She said the funeral had been grand. Michael had spoken beautifully about "Uncle Mose" and given him such a character; said that white and black respected him and were kind to him, and when he had said all that you would think could be said, Harris had taken it up and praised him more.
"En, Miss Pashuns, dem call yo' name too. Bre' Harris say, en de chile of his ole Marster thought dat mutch ob Bre' Mose dat she sen' fo' tell um say she was gwine to give him, a oxen for him to put in a little cart to drive out wid."

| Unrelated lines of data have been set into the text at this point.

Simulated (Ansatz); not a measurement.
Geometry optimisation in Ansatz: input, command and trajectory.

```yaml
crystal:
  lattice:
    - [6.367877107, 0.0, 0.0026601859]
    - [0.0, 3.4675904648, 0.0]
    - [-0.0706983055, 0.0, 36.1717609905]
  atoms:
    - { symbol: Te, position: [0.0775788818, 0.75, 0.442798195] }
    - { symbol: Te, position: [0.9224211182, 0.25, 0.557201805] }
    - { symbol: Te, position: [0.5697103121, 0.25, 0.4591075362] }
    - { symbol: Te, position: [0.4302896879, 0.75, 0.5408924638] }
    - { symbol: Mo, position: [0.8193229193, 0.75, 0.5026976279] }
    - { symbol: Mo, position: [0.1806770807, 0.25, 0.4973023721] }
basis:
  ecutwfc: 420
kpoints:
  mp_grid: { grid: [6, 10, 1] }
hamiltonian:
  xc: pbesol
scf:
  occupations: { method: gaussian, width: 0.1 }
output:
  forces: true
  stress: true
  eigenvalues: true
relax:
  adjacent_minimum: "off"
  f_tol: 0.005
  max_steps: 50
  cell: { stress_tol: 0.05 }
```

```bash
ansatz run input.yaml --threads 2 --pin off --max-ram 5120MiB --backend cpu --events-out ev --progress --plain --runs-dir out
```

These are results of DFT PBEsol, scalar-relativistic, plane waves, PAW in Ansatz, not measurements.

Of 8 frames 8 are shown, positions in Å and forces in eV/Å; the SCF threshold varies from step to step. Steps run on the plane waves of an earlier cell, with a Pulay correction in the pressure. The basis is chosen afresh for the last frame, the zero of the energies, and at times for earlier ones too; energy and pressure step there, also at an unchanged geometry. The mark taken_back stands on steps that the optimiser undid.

Moses had sold his fine pair of oxen some few years back. With the price of one he paid for having a cataract removed from his eyes, and the rest of the money he asked me to keep for him, and it lasted him four years, I think. He would send his grandson, a little boy, down with a note to ask me to send one, or five dollars, as the case might be. Chloe went back to the time about twenty years ago when he planted rice here, when he had always from $300 to $400 in the bank; but his health failed and he had to move away from the plantation to the pineland because the "tissic" was not so bad in the pineland as on the river. It was very touching to hear all she had to say. She wound up by saying why she was so glad that the minister was absent, for she said:—
"Dis preecher don' keer fu' nuthin' but money—dey ain't no money un a funeral, en he jes' hurry thro' en don' hav' no proper preechin', neider talkin' nor singin', let lone prayin', en, Miss Pashuns, he's a black man too, en dat mek it wuss."
"Why," I asked, "does that make it worse?"
"Bekase eberybody kno' mulatta lub money, en dey look fu' dat, but w'en yu see a daa'k complected man, same color 'bout as me, yu don't look fu' dat, kase dat cola' don' lub money like dat."
That was news to me. I did not know that what she called "light-skinned" people were more avaricious than black. I was disposed to argue on the subject, but Chloe was emphatic.
"Nigger get dem fault, 'tis true, but dem don't wushop money." With this high praise for her own special color she said good night.
Jim and Joe Keith have had a tremendous day's work bringing in the hay. The ox wagon has a very long, high rack body, and that was packed just as tight as it could be ten times.
My dear little Scottie dog came and sat very close to me to-day and looked at me with very sad eyes and dribbling badly from the mouth. I am too distressed because that is the way my former little terrier dog's last illness began.